Corresponding author: Andrés Ligrone (

ABSTRACT. Artisanal fisheries in Uruguay involve directly or indirectly more than 5000 people and constitute the main source of income in several coastal communities. However, and despite its economic and environmental importance, this activity is poorly documented. As such, this scarcity of information constrains the understanding and effective management of artisanal fisheries. This study aims to characterize different strategies of marine artisanal fisheries on the Uruguayan Atlantic coast and describe the spatial distribution of fishing effort. Based on a Principal Components Analysis we identified four fishing strategies targeting different species (mainly whitemouth croaker Micropogonias furniert, narrownose smooth-hound shark Mustelus spp., angel shark Squatina spp. and Brazilian codling Urophycis brasiliensis), exhibiting different seasonal patterns and fishing gear usage. Finally, the above outlined strategies showed differences in spatial utilization of the fishing area. Our results provide a spatially explicit framework for the management of Uruguayan marine artisanal fisheries.

Keywords: artisanal fisheries, fishing strategies, management, spatial dynamic, catch composition, Uruguayan Atlantic coast.

RESUMEN. En Uruguay las pesquerías artesanales involucran, directa e indirectamente, a más de 5.000 personas, constituyendo la principal fuente de ingresos en varias comunidades costeras. Sin embargo, a pesar de su importancia económica y ambiental, dicha actividad está muy poco documentada. De esta forma, la falta de información restringe la comprensión y el manejo efectivo de las pesquerías artesanales en el país. Los objetivos de este trabajo son caracterizar las diferentes estrategias de la pesquería artesanal de la costa atlántica uruguaya y describir la distribución espacial de su esfuerzo pesquero. En base a un Análisis de Componentes Principales se identifican cuatro estrategias de pesca dirigidas a diferentes especies objetivo (principalmente corvina Micropogonias furnieri, gatuzo Mustelus spp., angelito Squatina spp. y brótola Urophycis brasiliensis), que presentan diferentes patrones estacionales y del tipo de arte utilizado. Finalmente, las estrategias anteriormente descritas muestran diferencias en el uso espacial de las áreas de pesca. Los resultados proporcionan un marco espacialmente explícito para el manejo de las pesquerías artesanales en la costa atlántica de Uruguay.

Palabras clave: pesquerías artesanales, estrategias de pesca, manejo, dinámica espacial, composición de la captura, costa atlántica de Uruguay.

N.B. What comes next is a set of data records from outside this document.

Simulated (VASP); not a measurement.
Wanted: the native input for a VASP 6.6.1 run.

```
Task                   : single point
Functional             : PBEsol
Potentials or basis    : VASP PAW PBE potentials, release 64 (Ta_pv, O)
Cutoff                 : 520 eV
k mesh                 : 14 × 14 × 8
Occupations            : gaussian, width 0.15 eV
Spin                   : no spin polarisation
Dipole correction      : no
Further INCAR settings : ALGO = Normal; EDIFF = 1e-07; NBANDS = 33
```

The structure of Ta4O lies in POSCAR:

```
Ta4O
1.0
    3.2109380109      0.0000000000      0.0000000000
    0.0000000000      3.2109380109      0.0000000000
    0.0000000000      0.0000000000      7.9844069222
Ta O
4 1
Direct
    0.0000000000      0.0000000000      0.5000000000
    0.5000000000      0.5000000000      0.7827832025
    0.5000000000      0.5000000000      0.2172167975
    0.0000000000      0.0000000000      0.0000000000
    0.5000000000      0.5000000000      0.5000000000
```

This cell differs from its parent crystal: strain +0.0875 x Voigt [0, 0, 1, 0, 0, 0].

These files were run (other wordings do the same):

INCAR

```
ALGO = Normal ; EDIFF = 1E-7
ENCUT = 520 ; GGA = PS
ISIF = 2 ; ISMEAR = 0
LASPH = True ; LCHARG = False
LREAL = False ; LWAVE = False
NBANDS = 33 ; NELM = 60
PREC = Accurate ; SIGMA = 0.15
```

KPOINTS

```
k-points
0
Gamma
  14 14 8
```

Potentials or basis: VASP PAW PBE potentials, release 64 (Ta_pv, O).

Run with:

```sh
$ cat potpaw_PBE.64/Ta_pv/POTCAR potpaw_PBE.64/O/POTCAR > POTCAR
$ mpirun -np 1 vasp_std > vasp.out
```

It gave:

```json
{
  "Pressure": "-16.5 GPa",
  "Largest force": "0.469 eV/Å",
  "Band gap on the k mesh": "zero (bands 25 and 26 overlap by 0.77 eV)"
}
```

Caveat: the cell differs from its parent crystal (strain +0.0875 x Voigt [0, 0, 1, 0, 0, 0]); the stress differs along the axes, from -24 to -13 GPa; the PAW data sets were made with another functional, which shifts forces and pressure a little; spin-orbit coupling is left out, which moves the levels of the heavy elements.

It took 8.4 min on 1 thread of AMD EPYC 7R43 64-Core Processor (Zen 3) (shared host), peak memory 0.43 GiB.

Worldwide, fisheries capture approximately 90 million ton of fish per year and generate ca. 38 million of direct jobs (FAO, 2012), with artisanal fisheries being responsible for 45% of global landings and employing about 90% of direct labor of all the world fisheries (Berkes et al., 2001; FAO, 2012). In Uruguay, the artisanal fisheries census of 2007 recorded a total of 726 vessels for Río de la Plata Estuary and the Atlantic coast (AC hereafter; Puig et al., 2010). This activity involves directly or indirectly more than 5000 people and constitutes the main source of income of several coastal communities (GEO Uruguay, 2008; Defeo et al., 2009).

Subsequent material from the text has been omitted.